Kerry aims to boost stability of natural citrus flavours

By Jane Byrne

- Last updated on GMT

Related tags Citrus Kerry

Natural flavours supplier, Kerry Ingredients, has flagged up a six month dateline for the conclusion of an existing project aiming to optimise the stability of natural citrus flavours for use in beverages.

While looking at the company’s complete citrus flavourings portfolio, Jolande de Ridder, marketing manager beverages for the EMEA region at Kerry, told this publication that the main focus of the research is increasing the stability of its lemon and lime flavours.

Citrus flavours are a perennial favourite, ranked at number one worldwide, according to Mintel’s Global New Product Database, but one of the most common challenges they present is the fact they are prone to damage from oxygen, light and heat, and thus have a short shelf life.

The marketing manager said she could not reveal the proprietary technology involved but explained that a way to redress the stability challenges of citrus flavours is through “optimising the raw materials used and the processing steps involved in production.”

According to de Ridder, the supplier’s proximity to the citrus groves of Florida, at its development centre in Lakeland, assists it in this regard as it can manage raw materials from the groves right through the production process. The citrus specialist's flavour capabilities include emulsion, molecular distillation, encapsulation and extraction.

Cost effective flavours

And Kerry said that its integrated production approach means it can offer cost-effective citrus flavours for beverages.

Since January this year, the EU authorities have set down minimal quantity levels regarding natural flavours so, for example, a natural orange flavour must have minimum 95% orange content, whilst the same is true for flavour combinations such as lemon and lime. Leatherhead, in a recent report, notes that as a result of these regulatory changes, natural flavours are likely to carry a higher cost.

But de Ridder finds that a lot of beverage manufacturers are not going down the route of choosing flavours with 'minimum 95% content' but are often opting for the less costly "natural flavouring substances".

Offsetting sugar price volatility

Ahead of the German trade event, Brau Beviale, in November and in light of on-going volatility in the sugar market, the supplier reports that its flavour modulation technology (fmt) can help beverage producers hedge against fluctuating sugar prices and supply chains.

“However,”​ stressed de Ridder, “the level of cost optimisation fmt usage can deliver depends on the fundamentals of the sugar market at a given time.”

Its FMT system is also said to mask off-notes when using stevia in beverages, and de Ridder reports considerable R&D activity by European soft drink manufacturers involving the natural sweetener, ahead of expected EU approval for steviol glycosides by the end of this year.
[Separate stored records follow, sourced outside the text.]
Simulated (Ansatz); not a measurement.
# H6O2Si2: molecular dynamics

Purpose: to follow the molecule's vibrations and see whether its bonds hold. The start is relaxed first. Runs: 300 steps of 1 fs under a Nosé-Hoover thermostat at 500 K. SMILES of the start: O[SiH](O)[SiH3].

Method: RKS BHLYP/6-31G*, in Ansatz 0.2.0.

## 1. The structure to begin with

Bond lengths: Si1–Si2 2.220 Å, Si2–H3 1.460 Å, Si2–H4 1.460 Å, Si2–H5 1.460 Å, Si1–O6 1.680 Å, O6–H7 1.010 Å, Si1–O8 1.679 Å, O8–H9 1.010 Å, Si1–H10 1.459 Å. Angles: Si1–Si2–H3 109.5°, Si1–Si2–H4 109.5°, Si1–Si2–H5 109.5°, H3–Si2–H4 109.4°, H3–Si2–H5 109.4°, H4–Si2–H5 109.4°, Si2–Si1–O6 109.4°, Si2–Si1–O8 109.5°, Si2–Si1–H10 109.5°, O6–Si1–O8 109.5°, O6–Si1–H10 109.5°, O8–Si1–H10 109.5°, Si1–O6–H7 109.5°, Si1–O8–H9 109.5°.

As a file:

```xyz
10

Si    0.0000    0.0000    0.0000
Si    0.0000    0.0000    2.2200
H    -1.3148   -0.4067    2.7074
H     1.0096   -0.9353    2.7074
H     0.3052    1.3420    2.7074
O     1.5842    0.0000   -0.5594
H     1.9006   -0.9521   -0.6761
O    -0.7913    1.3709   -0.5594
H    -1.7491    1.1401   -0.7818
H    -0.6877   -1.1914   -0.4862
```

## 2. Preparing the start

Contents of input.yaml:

The marketing manager claims soft drink makers aiming for a 20 to 30 per cent sugar reduction can use its modulation technology in various combinations with stevia or other sweeteners.

Signature drinks

June 2011 saw Kerry introduce a new range of natural citrus flavours targeted at industry demand for signature twists in branded drinks. The new flavours include some from unusual citrus fruits including Kusiae and Rangpur types, which are hybrids between mandarin orange and lemon.

Other unconventional flavours in the range include one from the Meyer lemon, a fruit named after the agricultural explorer Frank Meyer, and another from Pomelo, which is the largest citrus fruit, with a flavour resembling mild sweet grapefruit.

The citrus specialist said the new palette of flavours taps into the trend towards ‘varietal type taste profiles.’

Explaining this Chris Slack, a Kerry marketing executive, told sister site in June that: “People are looking for the next little signature note so they can create new beverage products that they can call their own.”

Slack said it is beverage brands in Western Europe that are driving this trend although strong interest in the new flavours is expected in South Africa and the Middle East

To support the launch of the flavours, Kerry has tested them in a range of new concept products from a flavoured water to an energy drink. Given the high speed of new product development in the industry, the supplier said this is important to demonstrate the potential of the flavours, which it intends to do at Brau.